Edge servers, on the other hand, are part of a distributed network of servers, typically provided by a CDN. They cache content from the origin server and deliver it to users from a location closer to the user, thereby reducing latency and improving load times.

Characteristics

• Geographical Distribution
  • Located in various locations (edge locations) closer to the end-users to reduce the distance that data travels over the network.
• Content Caching
  • Stores cached copies of content from the origin server. This caching mechanism allows for faster delivery of content to users and reduces the load on the origin server.
• Load Balancing and Scalability
  • Helps in distributing user requests efficiently, handling traffic spikes, and improving the scalability of web content delivery.

Example

Imagine a user from Paris attempting to access a video hosted on a website whose origin server is located in New York. If the website uses a CDN, the user's request might be routed to an edge server in Paris. If the requested video is cached on the Paris edge server, it is delivered quickly to the user from there, significantly reducing the time it would take to fetch the video directly from the origin server in New York.

Summary

While the origin server is the source of the original content, edge servers play a crucial role in optimizing content delivery to end-users by caching content closer to where users are located. This architecture significantly improves website performance, reduces latency, and enhances user experience, especially for websites with a global audience.

CDN architecture

POPs (Points of presence and edge / proxy servers)

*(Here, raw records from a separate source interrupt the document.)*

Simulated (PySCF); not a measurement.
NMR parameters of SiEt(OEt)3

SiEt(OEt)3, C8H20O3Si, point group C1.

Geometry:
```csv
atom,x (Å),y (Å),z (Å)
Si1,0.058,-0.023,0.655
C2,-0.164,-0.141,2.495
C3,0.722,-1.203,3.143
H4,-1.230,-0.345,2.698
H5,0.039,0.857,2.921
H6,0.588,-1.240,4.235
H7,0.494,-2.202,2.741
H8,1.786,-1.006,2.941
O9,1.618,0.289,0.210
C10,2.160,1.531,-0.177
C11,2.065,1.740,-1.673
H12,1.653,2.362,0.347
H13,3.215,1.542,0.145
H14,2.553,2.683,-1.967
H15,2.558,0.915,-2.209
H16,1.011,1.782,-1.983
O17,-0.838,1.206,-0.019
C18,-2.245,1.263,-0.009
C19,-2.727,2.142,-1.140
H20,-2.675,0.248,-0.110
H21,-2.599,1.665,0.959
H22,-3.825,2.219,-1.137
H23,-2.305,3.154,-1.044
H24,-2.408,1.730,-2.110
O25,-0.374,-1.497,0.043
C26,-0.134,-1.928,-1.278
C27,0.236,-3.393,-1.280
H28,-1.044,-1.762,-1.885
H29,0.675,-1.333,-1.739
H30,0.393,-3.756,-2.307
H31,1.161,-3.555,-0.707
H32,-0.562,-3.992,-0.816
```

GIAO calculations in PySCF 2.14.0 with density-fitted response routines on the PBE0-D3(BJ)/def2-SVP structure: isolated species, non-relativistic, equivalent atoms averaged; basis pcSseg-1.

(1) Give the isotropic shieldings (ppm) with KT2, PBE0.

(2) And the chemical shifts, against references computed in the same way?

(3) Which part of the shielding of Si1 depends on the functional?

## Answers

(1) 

A Point of Presence (PoP) is a physical location containing a group of edge servers within the CDN's distributed network. PoPs are strategically situated across various geographical regions to minimize the latency experienced by users when requesting content. Each PoP typically consists of multiple edge servers to provide redundancy, fault tolerance, and load balancing.

Edge servers are the servers within a PoP that store cached content and serve it to users. When a user makes a request for content, the request is directed to the nearest edge server, which either serves the content from its cache or fetches it from the origin server and then caches it for future requests. By serving content from the geographically nearest server, CDNs can significantly reduce latency and improve the overall user experience.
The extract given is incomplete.